Image Credits: Andreas Gücklhorn on Unsplash.
Despite real progress being made in access to electricity in least developed countries and industrial energy efficiency, global trends show that the world is not on track to meet the energy targets set for 2030 as part of the Sustainable Development Goals.Sustainable Development Goal 7 (SDG7) calls for ensuring “access to affordable, reliable, sustainable and modern energy for all” by 2030. Progress on the goal is measured in terms of achieving its four targets: universal access to electricity, clean fuels and technologies for cooking, a doubling of the rate of improvement of energy efficiency, and an increase in the share of renewables in the global energy mix.

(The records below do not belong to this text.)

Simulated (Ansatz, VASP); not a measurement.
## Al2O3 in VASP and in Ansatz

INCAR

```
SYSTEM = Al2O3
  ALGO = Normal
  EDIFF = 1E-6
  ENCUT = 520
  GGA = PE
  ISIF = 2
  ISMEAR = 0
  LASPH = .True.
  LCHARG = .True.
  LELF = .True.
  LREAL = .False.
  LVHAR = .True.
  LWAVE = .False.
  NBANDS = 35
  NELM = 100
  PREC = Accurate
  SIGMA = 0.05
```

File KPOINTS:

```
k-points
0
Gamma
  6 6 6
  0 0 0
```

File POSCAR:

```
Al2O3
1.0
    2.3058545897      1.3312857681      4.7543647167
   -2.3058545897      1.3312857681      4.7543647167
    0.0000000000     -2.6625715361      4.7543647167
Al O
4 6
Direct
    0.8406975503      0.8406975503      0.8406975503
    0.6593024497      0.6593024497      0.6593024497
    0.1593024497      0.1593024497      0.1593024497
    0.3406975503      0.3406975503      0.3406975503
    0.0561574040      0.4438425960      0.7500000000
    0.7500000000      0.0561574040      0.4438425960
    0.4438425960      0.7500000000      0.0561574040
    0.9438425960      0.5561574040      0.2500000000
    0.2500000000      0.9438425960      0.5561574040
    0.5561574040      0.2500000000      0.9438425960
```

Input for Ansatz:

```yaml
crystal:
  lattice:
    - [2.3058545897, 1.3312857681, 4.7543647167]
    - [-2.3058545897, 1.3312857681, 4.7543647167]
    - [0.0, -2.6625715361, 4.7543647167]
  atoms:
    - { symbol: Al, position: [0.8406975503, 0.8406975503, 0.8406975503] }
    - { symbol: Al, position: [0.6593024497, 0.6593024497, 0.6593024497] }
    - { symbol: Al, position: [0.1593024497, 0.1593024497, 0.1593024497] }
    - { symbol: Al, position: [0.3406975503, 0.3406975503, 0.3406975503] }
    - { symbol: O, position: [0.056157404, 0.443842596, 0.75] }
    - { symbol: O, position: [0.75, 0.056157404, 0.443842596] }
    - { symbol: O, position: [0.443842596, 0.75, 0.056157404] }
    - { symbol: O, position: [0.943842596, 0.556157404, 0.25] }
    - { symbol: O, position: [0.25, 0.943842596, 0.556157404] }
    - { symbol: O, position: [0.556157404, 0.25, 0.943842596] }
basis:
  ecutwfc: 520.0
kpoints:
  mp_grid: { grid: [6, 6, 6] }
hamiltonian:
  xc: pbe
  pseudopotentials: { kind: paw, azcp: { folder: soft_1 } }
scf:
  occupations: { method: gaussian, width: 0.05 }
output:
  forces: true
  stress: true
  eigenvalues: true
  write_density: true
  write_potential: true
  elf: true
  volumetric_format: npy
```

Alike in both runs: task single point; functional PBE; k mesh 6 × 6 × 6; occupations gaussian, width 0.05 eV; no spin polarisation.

According to a new report, Tracking SDG7 The Energy Progress Report, which provides an update of progress made on the targets of SDG7 at the global, regional, and country level based on statistical indicators endorsed by the UN, much work is still needed on all four fronts. Findings suggest that the improvements required to achieve Sustainable Development Goal 7 by 2030 include higher levels of financing and bolder policy commitments, along with the willingness of countries to embrace new technologies on a much broader scale.
Electricity: In terms of access to electricity, Bangladesh, Ethiopia, Kenya, Tanzania, and India showed strong gains. However, 13% of the world’s population, predominately located in Sub-Saharan Africa and Central and South Asia, continue to live without electricity, and if current trends remain, 674 million people will still live without electricity in 2030. Almost 87% of those without electricity live in rural areas. While promising increases in access to electricity through solar have been observed in rural areas, this growth is concentrated in pioneering counties. In order to achieve the SDG7 universal electricity access target, a key priority for policymakers should be identifying the barriers to implementation of low-cost, off-grid solar solutions.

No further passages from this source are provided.